Child abuse unit paying for data

ken ukcrypto at chiark.greenend.org.uk
Wed, 21 Jan 2009 11:15:43 +0000


> http://news.bbc.co.uk/1/hi/uk/7840924.stm

Is he talking about investigation of crimes that have already 
been committed, or about trying to find out if crimes have been 
committed, or about finding children who are making themselves 
vulnerable, or about  data mining to look for patterns of 
behaviour thought to be associated with abusers?   The BBC 
webpage does not make it clear.  (The CEOP website is even less 
clear - its text reads as if it has been autogenerated by an 
Eliza fed with PR and bumf and managementspeak.)

I mean, is the data that is being charged for the equivalent of 
a shopping mall handing its CCTV recordings to the police after 
a crime has been reported?

Or is it the equivalent of the police asking for the whole 
stream and looking for people who look as if they might commit a 
crime, or be victims of one, in the future?  Is this like asking 
the mall to send in photos of all teenagers spotted hanging 
around on corners?

If I were an ISP I would be annoyed if I was forced to pay for 
parastatal fishing expeditions.

Comments like these imply data-mining (or perhaps 
data-prospecting) as well as focused investigation:

- "It works both online gathering intelligence, and on the 
ground protecting young people from abuse and tracing offenders."
- "'If you're a child on a social networking site, you will 
expose certain information about yourself'" Mr Gamble said."
- "CEOP works closely with the industry to track potential victims"
- "But he feels it is unacceptable when working to prevent harm 
to children in an online area created by the ISPs themselves."

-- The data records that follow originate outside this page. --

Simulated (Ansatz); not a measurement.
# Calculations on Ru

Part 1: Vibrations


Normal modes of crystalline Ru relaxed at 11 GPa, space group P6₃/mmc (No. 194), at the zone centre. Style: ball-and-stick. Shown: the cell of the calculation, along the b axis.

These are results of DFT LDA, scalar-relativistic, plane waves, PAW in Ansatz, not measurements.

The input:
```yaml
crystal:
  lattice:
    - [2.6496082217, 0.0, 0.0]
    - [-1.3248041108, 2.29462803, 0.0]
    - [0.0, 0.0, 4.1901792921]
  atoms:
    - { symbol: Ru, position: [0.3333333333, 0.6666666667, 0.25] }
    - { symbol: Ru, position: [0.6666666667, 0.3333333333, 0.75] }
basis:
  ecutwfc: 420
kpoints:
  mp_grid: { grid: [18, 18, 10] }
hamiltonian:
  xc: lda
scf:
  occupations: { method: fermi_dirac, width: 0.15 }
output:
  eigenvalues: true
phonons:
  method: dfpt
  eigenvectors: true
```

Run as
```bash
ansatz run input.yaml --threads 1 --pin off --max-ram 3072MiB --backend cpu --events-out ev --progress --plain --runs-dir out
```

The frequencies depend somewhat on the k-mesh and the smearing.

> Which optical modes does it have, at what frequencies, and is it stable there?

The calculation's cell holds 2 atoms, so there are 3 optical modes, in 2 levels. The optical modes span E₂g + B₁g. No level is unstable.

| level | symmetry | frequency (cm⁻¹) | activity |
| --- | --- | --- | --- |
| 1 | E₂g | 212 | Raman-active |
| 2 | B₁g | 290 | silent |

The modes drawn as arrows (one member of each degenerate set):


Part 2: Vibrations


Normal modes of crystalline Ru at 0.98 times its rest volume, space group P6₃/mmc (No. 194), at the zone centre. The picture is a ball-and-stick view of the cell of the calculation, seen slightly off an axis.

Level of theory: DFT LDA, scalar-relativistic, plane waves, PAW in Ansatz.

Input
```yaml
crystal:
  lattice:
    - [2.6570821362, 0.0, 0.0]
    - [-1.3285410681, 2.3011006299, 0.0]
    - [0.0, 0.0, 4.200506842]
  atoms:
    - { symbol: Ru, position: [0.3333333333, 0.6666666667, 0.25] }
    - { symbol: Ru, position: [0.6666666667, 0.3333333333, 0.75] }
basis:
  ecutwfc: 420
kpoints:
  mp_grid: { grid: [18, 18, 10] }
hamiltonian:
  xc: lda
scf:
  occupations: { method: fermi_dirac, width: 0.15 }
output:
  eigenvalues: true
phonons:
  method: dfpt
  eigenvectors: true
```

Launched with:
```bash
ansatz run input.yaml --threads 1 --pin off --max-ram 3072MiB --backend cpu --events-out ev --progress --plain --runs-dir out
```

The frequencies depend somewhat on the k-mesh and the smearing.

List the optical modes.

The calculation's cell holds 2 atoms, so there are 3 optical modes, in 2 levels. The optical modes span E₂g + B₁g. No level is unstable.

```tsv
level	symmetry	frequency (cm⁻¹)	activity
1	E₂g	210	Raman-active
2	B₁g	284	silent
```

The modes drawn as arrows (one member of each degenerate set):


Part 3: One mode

Preventing harm and protecting people are wonderful things to 
do, but they are not the same as investigating crimes.  Tracking 
potential victims sounds good as well, like an old-fashioned 
park-keeper keeping an eye out for little kids climbing too high 
in the playground.  (Though it also sounds like a licence to 
control everybody everywhere just in case some of them are doing 
risky things) Presumably if Parliament had wanted ISPs to donate 
all their records whatsoever to the government so that they 
could be searched for patterns of online behaviour that might 
show children doing things that make themselves unsafe in 
future, then Parliament could have passed a law requiring them 
to do that.  But I don't think they did.

Also if Mr Gamble really said: "Their core business is the 
online environment, bringing customers to that environment..." 
then I'm worried about his lack of knowledge about how the all 
this stuff works.   "What we're saying is if you create a public 
place, you have responsibilities and you need to live up to 
those responsibilities in that public place frequented by 
children." is true, but by and large it is not ISPs who create 
these "public places" or who are best placed to police them.

Its as if he is blaming the motorway maintenance people for 
burglary,  because the criminals drove to the scene of the crime.